Home The C-SuiteChief Financial Officer (CFO) CFOs and the board: three ways to improve working relationships

CFOs and the board: three ways to improve working relationships

by internationaldirector

By Neil Robertson, CEO, Compleat Software





The CFO controls the purse-strings across the entire company. Inevitably, their financial influence extends to areas of the business they are comfortable with – as well as aspects they don’t fully understand. This inconsistency can have far-reaching implications, particularly when a lack of transparency limits the amount of information available to fellow stakeholders.

If other business decision-makers feel side-lined or blocked from critical information, they can’t do their jobs effectively. It also puts undue strain on senior working relationships, which impacts all employees – and can lead to poor financial and business decisions. To avoid politics and keep the business from stagnating, CFOs need to do all they can to build better interdepartmental relationships between stakeholders and the finance team.

Here are three ways for a CFO to improve their position in the business – and make better financial decisions that allow the organisation to grow.

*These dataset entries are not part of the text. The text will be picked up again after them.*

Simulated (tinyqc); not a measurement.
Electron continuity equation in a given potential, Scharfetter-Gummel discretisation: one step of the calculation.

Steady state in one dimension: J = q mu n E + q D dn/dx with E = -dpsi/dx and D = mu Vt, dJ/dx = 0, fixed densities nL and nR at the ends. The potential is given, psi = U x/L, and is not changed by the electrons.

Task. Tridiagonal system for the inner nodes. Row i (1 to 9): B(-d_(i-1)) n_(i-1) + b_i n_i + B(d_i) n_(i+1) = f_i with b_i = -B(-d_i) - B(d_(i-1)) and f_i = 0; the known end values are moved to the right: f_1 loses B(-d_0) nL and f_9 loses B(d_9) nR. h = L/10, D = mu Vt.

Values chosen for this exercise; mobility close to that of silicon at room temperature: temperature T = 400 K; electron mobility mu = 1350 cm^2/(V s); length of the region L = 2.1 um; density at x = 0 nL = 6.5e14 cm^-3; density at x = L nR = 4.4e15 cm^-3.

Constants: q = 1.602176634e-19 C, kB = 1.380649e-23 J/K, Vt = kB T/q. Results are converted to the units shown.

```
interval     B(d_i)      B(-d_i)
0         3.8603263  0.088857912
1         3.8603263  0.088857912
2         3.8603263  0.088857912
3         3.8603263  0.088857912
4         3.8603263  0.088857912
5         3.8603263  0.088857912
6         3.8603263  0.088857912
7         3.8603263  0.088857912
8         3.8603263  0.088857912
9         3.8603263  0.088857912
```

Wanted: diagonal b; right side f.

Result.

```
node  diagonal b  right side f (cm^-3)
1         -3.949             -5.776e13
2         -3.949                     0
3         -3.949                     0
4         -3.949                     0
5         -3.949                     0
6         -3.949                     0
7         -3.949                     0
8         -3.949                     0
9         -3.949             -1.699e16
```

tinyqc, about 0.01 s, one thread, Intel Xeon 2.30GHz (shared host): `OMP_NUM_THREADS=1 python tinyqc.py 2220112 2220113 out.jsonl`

  1. Avoid making isolated decisions

Business plans are primarily based on projected revenues and cashflow. This means that financial parameters can change frequently to accommodate unexpected ebbs and flows. In crunch times, CFOs have to prioritise finite resources which often involves making hard decisions – and potentially disappointing one department while appearing to favour another. Of course, the final call is made in the company’s best interests but CFOs tend to make these tough choices on their own, unable to easily share or explain their thinking.

Typically, CFOs will react prudently to a reduction in revenue and build greater cash reserves to safeguard the business. Consequently, projects that don’t add immediate value are shelved indefinitely and recruitment efforts are frozen – much to the consternation of the stakeholders involved. Their indignation is often compounded by the CFO’s inability (or unwillingness) to provide accurate, timely and relevant financial information on suppliers, budgets and projects to the rest of the board. This makes it difficult for the department heads to budget appropriately, and delegate responsibility and accountability for how the budget is spent.

Team input is critical to making the best decisions for the company’s future. Without clearly communicated budget parameters, stakeholders will struggle to make the most of the available funds. The health of a growing business depends on a CFO that shares important financial information in good time, gathers input from other department heads, and encourages all board members to work together.

  1. Use technology for greater transparency

Many businesses still rely on archaic accounting processes. Manually approved paper invoice trails and outdated management reports are all too common and quite frankly, about 75 percent of these old-fashioned processes add no real value to the business at all. All that is being achieved is to capture, approve and post a purchase invoice and then hide it away in a filing cabinet. And, how can a CFO keep their finger on the pulse and respond to unforeseen issues quickly when they receive a report that is already 15 days old?

These old-fashioned, manual processes also lock information in silos. This means that teams can’t easily access the information they need to make informed business decisions. Contrary to popular opinion, automated financial management software that delivers real-time insights is very affordable. The right technology can enable company-wide transparency and liberate information for all employees to do a better job.

In today’s increasingly competitive world, business leaders need to be agile. Imagine if all board members could see every aspect of their suppliers spend, review every request to buy, every order commitment and know exactly where they stand on both corporate and project related budgets, 24×7, from any device?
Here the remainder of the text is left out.